Kathy Kussmaul goes on to say that Richard sent her a copy of the complaint (i.e. the
disciplinary case) filed against him on October 6, 2009, and that there is no proof that Richard had
her send the money. She says that Richard has already been punished and asks why he was moved
from the dorm. She states that Richard spent time in lockup and on cell and commissary restrictions,
so why can’t he return to his dorm and his friends in the garment working factory.
Kathy states that if she has to, she will get a lawyer, and make Sgt. Haynes produce the proof
that Richard told her, Kathy, to send the money. As for paying back the money, Kathy asks who gets
it, and questions whether it shouldn’t be sent back to her.
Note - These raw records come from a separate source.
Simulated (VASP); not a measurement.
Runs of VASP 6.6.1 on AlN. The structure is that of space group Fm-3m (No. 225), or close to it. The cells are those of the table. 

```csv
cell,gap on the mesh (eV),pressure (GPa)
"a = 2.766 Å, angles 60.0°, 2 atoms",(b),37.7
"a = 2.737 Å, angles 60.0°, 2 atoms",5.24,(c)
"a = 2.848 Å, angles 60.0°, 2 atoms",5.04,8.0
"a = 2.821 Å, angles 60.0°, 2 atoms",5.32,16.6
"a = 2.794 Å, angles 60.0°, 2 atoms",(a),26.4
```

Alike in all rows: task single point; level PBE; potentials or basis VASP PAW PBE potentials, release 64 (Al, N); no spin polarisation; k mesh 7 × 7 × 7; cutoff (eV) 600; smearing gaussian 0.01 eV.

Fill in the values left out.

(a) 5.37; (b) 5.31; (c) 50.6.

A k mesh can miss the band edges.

The response to this letter, dated October 25, 2009, says that agency policy strictly prohibits
deposits from one offender to another, and that deposits from one inmate to another, processed
through an outside person or bank, will be considered a violation of TDCJ trafficking and trading
rules. Confirmed violations may result in disciplinary action against one or both inmates, including
20
forfeiture of the funds. Forfeited funds are placed in the State of Texas General Revenue Fund.
Warden Erwin also stated that Kussmaul has been assigned a job and housing assignment in
accordance with the TDCJ Classification Plan and that inmates receive a copy of the inmate
orientation handbook and the disciplinary rules, so they are responsible for adhering to the rules of
the agency.
An affidavit from inmate Rosendo Garcia states that he also had property confiscated on
September 23, 2009, by Sgt. Haynes, who told him several hours afterward that he was under
investigation for extortion. Like Birl, Garcia says that Haynes told him that if she did not file
extortion charges, he would get his property back in 30 days.
The final item attached by Birl is an affidavit from inmate Michael Waller, which says that
Waller has given postage stamps and envelopes periodically to Birl as a gift to help him with his
legal activities. On June 8, 2012, Birl came to Waller and asked that he loan or give him a stamp
and envelope to mail a letter to the court. Officer Paula Jones came with Birl to the cell; Jones had
a six-month print out form but would not give it to Birl unless Birl mailed it out, sealed, at that time.
Waller says that he gave Birl the stamp and envelope and Birl used it right then. Waller also states
that he has seen Birl selling his food trays, borrowing stamps and envelopes, and also borrowing
such items as toothpaste and deodorant because he, Birl, cannot make commissary.
Legal Standards and Analysis
Birl argues at length that the seizure of his commissary goods and the freezing of his account
were unlawful and done in violation of TDCJ rules and regulations. The doctrine of Parratt v.
Taylor, 451 U.S. 527 (1981) (overruled in part on grounds not relevant here) and Hudson v. Palmer,
468 U.S. 517 (1984), known collectively as the Parratt/Hudson Doctrine, states that a random and
unauthorized deprivation of a property or liberty interest does not violate procedural due process if
the State furnishes an adequate post-deprivation remedy. See Caine v. Hardy, 943 F.2d 1406, 1412
(5th Cir. 1991). Three predeprivation conditions must exist before the doctrine can be applied.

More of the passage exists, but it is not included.